Sale of Land Registry will mean public say goodbye to rich dividends

Selling off the Land Registry into private hands will mean the public will start to lose money from the sale in 25 years’ time.

A campaign group opposed to the sale of public assets, We Own It, said that the sale of the Land Registry at a likely £1.2bn valuation would be a short-term gain.

It said the Land Registry is a British institution to be proud of, is profitable and innovative, and is working well in public ownership.

Modernisation and productivity gains have meant that the Land Registry has passed on savings to the end user, with £117m of saved fees resulting from reductions two years ago.

The Land Registry has been a strong contributor to the public purse by paying regular dividends into the Treasury coffers.

In 2014/15 it paid a normal dividend of £19.1m in addition to a special dividend of £100m.

A previous attempt to privatise the Land Registry was abandoned in 2014 when then business secretary Vince Cable stepped in to veto the sale.

However, last week’s Queen’s Speech made it clear that the sale is back on, and will be part of a new Neighbourhood Planning and Infrastructure Bill.

We Own It this morning warned that a new owner might have to meet profitability expectations by placing all data behind a paywall.

It is also uncertain how accountable a company running the Land Registry would be in future – for example, whether it would have to answer Freedom of Information requests.

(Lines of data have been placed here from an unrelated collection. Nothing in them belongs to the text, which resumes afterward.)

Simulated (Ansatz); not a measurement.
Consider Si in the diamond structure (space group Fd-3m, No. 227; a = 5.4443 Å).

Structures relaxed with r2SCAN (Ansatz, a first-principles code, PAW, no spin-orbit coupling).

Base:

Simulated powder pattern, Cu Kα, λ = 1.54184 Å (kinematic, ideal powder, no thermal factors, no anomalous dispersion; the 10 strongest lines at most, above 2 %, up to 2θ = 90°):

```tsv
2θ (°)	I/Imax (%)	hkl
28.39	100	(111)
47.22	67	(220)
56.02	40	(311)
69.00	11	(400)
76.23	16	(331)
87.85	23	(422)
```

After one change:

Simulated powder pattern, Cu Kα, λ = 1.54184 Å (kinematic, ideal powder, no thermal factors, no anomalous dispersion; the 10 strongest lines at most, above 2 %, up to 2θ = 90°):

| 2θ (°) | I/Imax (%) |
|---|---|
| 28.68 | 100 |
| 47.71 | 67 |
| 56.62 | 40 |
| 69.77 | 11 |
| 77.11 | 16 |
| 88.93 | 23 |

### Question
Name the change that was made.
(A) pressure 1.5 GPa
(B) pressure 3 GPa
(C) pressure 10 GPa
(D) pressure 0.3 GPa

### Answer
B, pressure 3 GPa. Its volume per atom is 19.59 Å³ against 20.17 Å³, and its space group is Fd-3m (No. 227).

The Land Registry is one of several institutions which the Government is either planning to sell or part-privatise, or is considering a sale.

We Own It warned that if the Land Registry, National Air Traffic Services, Ordnance Survey and Channel 4 stay in public ownership, they can be expected to contribute £7.7bn in profits over the next 50 years.

It claims that if all these organisations were sold, the money raised would be no more than £3bn, a figure that would “barely dent the deficit figure”, while depriving the public of future profits.

Cat Hobbs, director of We Own It, said: “George Osborne can’t have his cake and eat it. If he goes ahead with the Great British sell off, we’ll have lost our public assets forever – and all the millions of profit they bring in every year.

“The Land Registry is a profitable, successful, innovative organisation doing a great job – why privatise it? We need to think about the wealth of the next generation, not just a quick fix on the deficit.”

We Own It also pointed out that some privatisation simply fails – for example, National Express abandoned the East Coast Mainline train service because of dropping profits. A government-owned company, Directly Operated Railways, stepped in and returned a profit, but despite this, the train service was re-privatised.